Administrative Information

Access Restrictions

There are no restrictions.

Use Restrictions

See the University of Virginia Library’s use policy.

Preferred Citation

Papers of Elizabeth Oakes Prince Smith, Accession #38-707, Special Collections, University of Virginia Library, Charlottesville, Va.

Acquisition Information

The collection was purchased from Miss Geraldine Oaksmith of New Port, North Caroline, in July 1935. Miss Oaksmith later withdrew ten letters written by Sarah Helen Whitman and sold them privately. This original correspondence was replaced by photostatic copies. The entire collection was then accessioned on December 4, 1967, and bears no restrictions.

Biographical/Historical Information

Elizabeth Oakes (Prince) Smith, author, lecturer and reformer, was born in North Yarmouth, Maine, in 1806. She was raised with strict religious discipline by her parents, David and Sophia (Blanchard) Prince. The family moved to Portland, Maine, in 1814 and there, in deference to her mother's wishes, Elizabeth abandoned her plan for a higher education and a career as a director of a school for girls and married newspaper editor and political satirist Seba Smith in 1823.

Elizabeth devoted the early years of their marriage to raising her family. Their fortune was lost when Smith fell victim to the land boom which culminated in the panic of 1837. The family moved to Charleston, South Carolina, in 1839, where Smith hoped to regain his losses by selling cotton cleaning machines to planters. This venture failed and they moved to New York where they lived until 1860.

This move proved to be the start of Elizabeth's long and notable public career as a writer. To assist her husband she began to contribute sketches, essays, and poems to the popular periodicals of the day, such as Ladies' Companion , Southern Literary Messenger , Godey's Lady's Book and Graham's American Monthly Magazine . Her poem, "The Sinless Child," (1834), drew wide acclaim from critics such as Edgar Allan Poe and Rufus Wilmot Griswold. Many of her works were penned under the pseudonym Ernest Helfenstein.

In addition to her poetry, she wrote seven novels, had two of her plays produced, and authored many short stories and children's stories. Her writings, which often portrayed religious and sentimental themes, became tremendously popular; one novel, Bald Eagle , was a best seller in Beadle's dime novel series.

Oakes Smith's articles in support of woman suffrage, written for the New York Tribune in 1850, launched her successful career as a lyceum lecturer from 1851 to 1857. Social and moral issues dominated her public speaking. She argued for temperance and equal suffrage and lectured on the social ills of advancing capitalism and slothfulness and the necessity of religious faith. In 1877 she served as the minister of the Independent Church in Canastota, New York. She continued with her writing throughout her later life, adding such publications as Ladies Home Journal , Baldwin's Monthly , The Cosmopolitan , Portland Transcript , Woman's Words , Truth and The Great Republic Monthly to the long list of journals which clamored for her contributions.

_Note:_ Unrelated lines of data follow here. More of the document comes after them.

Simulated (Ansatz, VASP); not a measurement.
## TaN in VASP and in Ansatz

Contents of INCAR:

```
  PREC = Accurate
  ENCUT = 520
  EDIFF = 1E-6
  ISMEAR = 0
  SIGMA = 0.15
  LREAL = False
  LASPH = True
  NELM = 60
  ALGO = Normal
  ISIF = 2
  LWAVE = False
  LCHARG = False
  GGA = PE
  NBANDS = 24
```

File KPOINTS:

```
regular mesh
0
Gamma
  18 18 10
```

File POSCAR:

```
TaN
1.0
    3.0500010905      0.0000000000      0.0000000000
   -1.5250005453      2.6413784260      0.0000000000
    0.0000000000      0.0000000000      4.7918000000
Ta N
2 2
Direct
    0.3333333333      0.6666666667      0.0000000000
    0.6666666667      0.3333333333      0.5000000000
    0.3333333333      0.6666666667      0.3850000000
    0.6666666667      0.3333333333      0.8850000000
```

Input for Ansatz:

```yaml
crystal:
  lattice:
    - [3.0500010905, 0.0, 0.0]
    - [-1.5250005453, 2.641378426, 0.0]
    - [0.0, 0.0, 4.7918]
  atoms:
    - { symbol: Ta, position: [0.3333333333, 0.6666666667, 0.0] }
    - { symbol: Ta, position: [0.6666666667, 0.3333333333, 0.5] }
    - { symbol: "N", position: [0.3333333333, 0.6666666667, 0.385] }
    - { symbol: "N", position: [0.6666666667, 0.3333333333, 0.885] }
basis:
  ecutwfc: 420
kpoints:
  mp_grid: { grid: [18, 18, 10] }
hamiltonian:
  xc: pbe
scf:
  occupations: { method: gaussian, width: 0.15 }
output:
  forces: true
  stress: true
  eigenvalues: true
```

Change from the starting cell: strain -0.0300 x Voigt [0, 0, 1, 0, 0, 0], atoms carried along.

Fourteen years her senior, Elizabeth's husband Seba Smith (1792-1868) was also a native of Maine. He graduated from Bowdoin College in 1818 and was working as assistant editor of the Eastern Argus , an important Democratic newspaper in Portland, Maine, when he wed Elizabeth Oakes Prince. Smith achieved notoriety by writing daily letters in the newspaper under the pseudonym Major Jack Downing, a Yankee adventurer who drew attention to current national events by satirically criticizing the administrations of President Andrew Jackson.

Smith used the newspaper which he founded in 1829, Maine's first daily, the Portland Courier , as a vehicle for publishing these letters. They were first reprinted in Boston and later circulated throughout New England. Smith soon gained a national audience and in 1833 the letters were published in a volume entitled The Life and Writings of Major Jack Downing of Downingville . Smith published his second series of Jack Downing letters in the Daily National Intelligencer (Washington, D.C.) starting in 1847. They appeared in book from along with the best of his earlier letters under the title My Thirty Years Out of the Senate in 1859.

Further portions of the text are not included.